Creating OPEX XML from Spreadsheets

28 Jan 2023

This is a brief user guide for creating OPEX XML documents using the 3rd party Spreadsheet Converter.

Spreadsheet Converter

This website allows you to upload a spreadsheet containing descriptive metadata and generate XML documents compatible with Preservica.

Background

The spreadsheet converter makes a few simple assumptions about how data is stored in the spreadsheet. It assumes that each row of the spreadsheet contains descriptive metadata for a single Preservica Asset. For example one row corresponds to the metadata for a single document or image etc.

Your spreadsheet should contain a header row, the column names in the header will become the metadata attributes within the exported XML documents.

For example, for Dublin Core metadata you may have a spreadsheet similar to:

Spreadsheet Converter

You may also have a column which contains the name of the digital object to which the metadata refers such as filename etc. The name of this column is not important. If you dont have a special column such as filename etc then one of the other column names must contain some unique information.

Spreadsheet Converter

The spreadsheet column names can also contain prefixes, these can be used to add additional XML namespaces into the XML documents. The prefixes are seperated by “:” from XML attribute names.

Prefixes can be useful for XML schema’s such as Dublin Core where the XML attributes live inside a different namespace to the main XML root element.

Spreadsheet Converter

The metadata is added to the rows under the column headings

Spreadsheet Converter

and the spreadsheet should be exported to UTF-8 CSV.

Spreadsheet Converter

You are now ready to upload the metadata.

Namespaces

The first field to enter on the website askes for a Root Element name

Spreadsheet Converter

This field controls the name of the XML metadata root element. This is the element that all the spreadsheet column names are children of.
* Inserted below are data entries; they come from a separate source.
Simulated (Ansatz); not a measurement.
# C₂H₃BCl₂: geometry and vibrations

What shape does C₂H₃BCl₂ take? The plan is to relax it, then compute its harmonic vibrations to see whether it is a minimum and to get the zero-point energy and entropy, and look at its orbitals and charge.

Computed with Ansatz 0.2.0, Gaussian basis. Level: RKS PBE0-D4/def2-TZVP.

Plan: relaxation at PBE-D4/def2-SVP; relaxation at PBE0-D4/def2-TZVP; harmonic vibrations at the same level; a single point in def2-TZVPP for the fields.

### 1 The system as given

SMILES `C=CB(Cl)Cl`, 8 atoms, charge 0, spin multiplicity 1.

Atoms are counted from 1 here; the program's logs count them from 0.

For example, to create OAI-DC type metadata such as:

<?xml version="1.0" encoding="UTF-8"?>
<oai_dc:dc  xmlns:oai_dc="http://www.openarchives.org/OAI/2.0/oai_dc/">
	<oai_dc:title>Title 001</oai_dc:title>
	<oai_dc:creator>James Carr</oai_dc:creator>
	<oai_dc:subject>Sheffield</oai_dc:subject>
	<oai_dc:description/>
	<oai_dc:publisher/>
	<oai_dc:contributor/>
	<oai_dc:date/>
	<oai_dc:type/>
	<oai_dc:format/>
	<oai_dc:identifier/>
	<oai_dc:source/>
	<oai_dc:language/>
	<oai_dc:rights/>
</oai_dc:dc>

The root element name is dc and the root element namespace is http://www.openarchives.org/OAI/2.0/oai_dc/

By default all the element names are within the root element namespace.

Spreadsheet Converter

In this case the root element namespace and the Dublin Core elements should be in different namespaces, (15 term Dublin Core elements actually live inside the “http://purl.org/dc/elements/1.1/” namespace) so this is a good example of where we add a prefix to the column names, this allows us to associate additional namespaces to the elements.

Spreadsheet Converter

Formatting the Output

After the CSV has been uploaded you need to select which column should be used to name the XML documents. This should be a column containing either the filename or other unique information

Spreadsheet Converter

Naming Convention

Spreadsheet Converter

This is where you can decide on what type of metadata you would like to export.

The first two options (.xml and .metatadata) create simple XML documents which would look like:

<?xml version="1.0" encoding="UTF-8"?>
<dc xmlns="http://www.openarchives.org/OAI/2.0/oai_dc/" xmlns:dc="http://purl.org/dc/elements/1.1/">
	<filename>image-0001.jpg</filename>
	<dc:title>Title 001</dc:title>
	<dc:creator>James Carr</dc:creator>
	<dc:subject>Sheffield</dc:subject>
	<dc:description/>
	<dc:publisher/>
	<dc:contributor/>
	<dc:date/>
	<dc:type/>
	<dc:format/>
	<dc:identifier/>
	<dc:source/>
	<dc:language/>
	<dc:rights/>
</dc>

The only difference being the file extension. The 3rd option wraps the XML in a OPEX header element ready for upload through the PUT tool.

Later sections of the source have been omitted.